It is the difference between weight and volume. The Beluga can carry huge components, but they are not very heavy. The Beliga is designed to carry oddly shaped, and therefore hard to carry components, specifically, wings and fuselage sections. The thing about the Beliguas is they exist to move big and awkwardly shaped components around Europe, particularly ferrying wings from the UK to France.

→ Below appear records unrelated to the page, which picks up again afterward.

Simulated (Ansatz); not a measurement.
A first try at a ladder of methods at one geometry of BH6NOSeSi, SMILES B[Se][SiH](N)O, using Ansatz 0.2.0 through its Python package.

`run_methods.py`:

There's much more empty space inside a Beluga than there would be on the other two aircraft types. The Boeing 747 was designed in a time when engines were weaker than they are today. This airframe was designed back in the 1960s. Back then engine reliability was at nothing like the exceptionally high level we are used to in the present day. Both the B-747 and A-380 as well as the A-340 have 4 engines, not so much for the extra power, but in their early design days, you could not fly over oceans with 2 engines for more than about 60 minutes. When the 747 was first designed and built, engines in the 100,000 pound thrust capacity didn't exist, nor was anything even close to that available.
The Airbus A380 on the other hand, does need 4 engines. The A380 needs 280,000lbs of thrust. So as a twin-jet it would require two 140,000lb thrust engines. Even today there is no engine either in service or proposed that would deliver that much power. Due to its weight it needs powerful engines, but also because it's lower to the ground, the engines needed to be smaller.
The range and the MTOW needed is not as high as an A380 or B747 require, therefore two engines are fine for the Beluga. You cannot swap out 2 engines onto a 4 engine plane without re-engineering virtually every part of it. This would be too costly to even examine.